The only prisoners who will be able to do anything on a Jpay tablet are those few who have unlimited resources (i.e. family or friends willing to send them hundreds of dollars per month). The rest of us who have to scrape by on prison wages are screwed.

If the DOC is planning on changing vendors and forcing us to dispose of our tablets you'd think that they would let us know ahead of time so prisoners could stop buying music. But that wouldn't be fair to Keefe. Their revenues would fall off drastically because nobody is going to buy songs to put on a tablet that will soon be confiscated.

I previously wrote about the hardships prisoners face with low wages and high canteen prices (see blog dated May 1, 2019). To recap, 75% of prisoners earn from zero to $20 every two weeks.

Not enough money to live on even with the DOC providing for most of our needs. Many prisoners have 50% of their money taken to pay court costs which means that anything they buy requires having twice the purchase price placed into their account.

If the price of a monthly subscription to Jpay music is $20 (which is the current rumor which I will try to verify), it will require $40 to listen to music for a month. At the end of the month there will be nothing to show for that expenditure. Under Keefe, paying $2 for a song may cost that same prisoner the equivalent of $4, but he will own that song and be able to listen to it from now on.

Emails cost 10 cents now, soon to go up to 35 cents. But if 50% of your money is confiscated that new email will have an effective price of 70 cents. How many poor prisoners living on prisoner wages will be able to afford that?

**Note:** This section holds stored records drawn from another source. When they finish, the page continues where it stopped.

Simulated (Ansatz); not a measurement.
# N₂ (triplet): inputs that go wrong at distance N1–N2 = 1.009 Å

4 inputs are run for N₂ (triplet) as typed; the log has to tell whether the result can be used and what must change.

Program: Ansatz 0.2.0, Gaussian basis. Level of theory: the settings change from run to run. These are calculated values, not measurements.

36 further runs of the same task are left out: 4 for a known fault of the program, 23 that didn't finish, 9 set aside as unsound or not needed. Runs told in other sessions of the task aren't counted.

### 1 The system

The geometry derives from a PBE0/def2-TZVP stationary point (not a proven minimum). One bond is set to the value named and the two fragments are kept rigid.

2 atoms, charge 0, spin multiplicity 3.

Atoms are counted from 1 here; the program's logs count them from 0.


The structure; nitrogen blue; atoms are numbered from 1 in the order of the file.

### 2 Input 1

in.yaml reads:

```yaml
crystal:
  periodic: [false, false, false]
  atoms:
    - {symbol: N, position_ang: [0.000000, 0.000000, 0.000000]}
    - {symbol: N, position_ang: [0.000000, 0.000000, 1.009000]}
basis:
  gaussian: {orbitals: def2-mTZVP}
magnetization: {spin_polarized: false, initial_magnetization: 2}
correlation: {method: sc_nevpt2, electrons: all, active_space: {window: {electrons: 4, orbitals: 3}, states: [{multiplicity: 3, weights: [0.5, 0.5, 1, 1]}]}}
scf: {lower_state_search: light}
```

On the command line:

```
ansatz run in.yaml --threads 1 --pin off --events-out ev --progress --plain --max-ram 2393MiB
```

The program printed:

The DOC could do so much with the current system and refuse to do so. They could put open source word and spreadsheet programs on the tablets, make open source college textbooks available on the tablets, and put the Fair Shake app (a reentry resource) on the tablets. None of that would cost anything. Instead, they are planning on putting a legal research program on the tables - something very few prisoners would ever use.

For those who are unaware of the current state of prisoner-filed litigation, let me clue you in: it is virtually impossible for a prisoner to win anything in court these days, regardless of the merits of his/her claims.

The state courts are packed with conservative judges who will not rule in a prisoner's favor. Our conservative state supreme court has redefined our rights so narrowly that we have no chance of prevailing on the merits. Form has been elevated over substance where every prisoner gets his day in court and no prisoner is ever allowed to win.

I have been a jailhouse lawyer for decades and have filed hundreds of legal actions. But I have stopped a couple of years ago because it became obvious that judges will not interfere with prison official's discretion, regardless of how arbitrary and inane their actions are. But I digress.

Getting back to the point of this blog post, switching to Jpay for tablets is one of the worst things the DOC could do. Even if the rumor that Jpay will provide us with 10 inch tablets is true.